Reading JPG file's XMP metadata

Ruuhkis picture Ruuhkis · Apr 23, 2014 · Viewed 10.5k times · Source

I am developing Android application that's supposed to make use of Google Camera's new depth map generation feature.

Basically Google has described the meta data used here

I can access to most of the metadata, but unfortunately the most important data is encoded as extendedXmp, and I can't get any XMP parsing library to parse it correctly!
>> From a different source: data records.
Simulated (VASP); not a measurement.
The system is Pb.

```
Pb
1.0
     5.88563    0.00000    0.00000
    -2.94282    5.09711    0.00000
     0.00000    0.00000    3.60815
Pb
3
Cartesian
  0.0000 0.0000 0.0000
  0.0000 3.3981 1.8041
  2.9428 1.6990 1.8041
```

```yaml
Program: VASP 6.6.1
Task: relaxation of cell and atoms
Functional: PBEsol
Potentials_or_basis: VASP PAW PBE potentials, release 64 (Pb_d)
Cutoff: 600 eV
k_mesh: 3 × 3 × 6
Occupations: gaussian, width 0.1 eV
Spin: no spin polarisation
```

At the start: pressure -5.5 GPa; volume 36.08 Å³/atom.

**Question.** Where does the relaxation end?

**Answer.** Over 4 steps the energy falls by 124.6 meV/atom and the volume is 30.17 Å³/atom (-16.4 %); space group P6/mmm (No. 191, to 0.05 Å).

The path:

I've tried Commons-Imaging, metadata-extractor and most recently Adobes XMPCore

XMPCore might be able to handle the extended version, but there's no documentation how can I get it to parse the data from JPG file, its assuming raw XMP data to be passed

Is there any correct implementation of XMP parsing that includes the extended parts of JPG files or am I just doing something wrong?

Here's my tries:

With Commons-Imaging:

                try {
                    String imageParser = new JpegImageParser().getXmpXml(new ByteSourceInputStream(imageStream, "img.jpg"), new HashMap<String, Object>());

                    Log.v(TAG, imageParser);

                } catch (ImageReadException e1) {
                    // TODO Auto-generated catch block
                    e1.printStackTrace();
                }

With metadata-extractor

                Metadata metadata = ImageMetadataReader.readMetadata(
                        new BufferedInputStream(imageStream), false);


                XmpDirectory xmp = metadata
                        .getDirectory(XmpDirectory.class);
                XMPMeta xmpMeta = xmp.getXMPMeta();



                String uri = "http://ns.google.com/photos/1.0/depthmap/";

                Log.v(TAG, xmpMeta.doesPropertyExist(uri, "GDepth:Format") + " " );

                try {
                    XMPProperty hasExtendedXMP = xmpMeta.getProperty("http://ns.adobe.com/xmp/note/", "xmpNote:HasExtendedXMP");

                    Log.v(TAG, hasExtendedXMP.getValue().toString() + " " + new String(Base64.decode(hasExtendedXMP.getValue().toString(), Base64.DEFAULT)));

                } catch (XMPException e) {
                    e.printStackTrace();
                }

Answer

dragon66 picture dragon66 · Mar 1, 2015

Initially, Adobe didn't expect the XMP data length would exceed the limit of one JPEG segment (about 64K) and their XMP specification stated the XMP data must fit into one. Later when they found a single JPEG APP1 segment is not large enough to hold the XMP data, they changed their specification to allow for multiple APP1 segments for the whole XMP data. The data is split into two parts: the standard XMP and the ExtendedXMP. The standard XMP part is a "normal" XMP structure with a package wrapper while the ExtendedXMP part doesn't have a package wrapper. The ExtendedXMP data can be further divided to fit into multiple APP1.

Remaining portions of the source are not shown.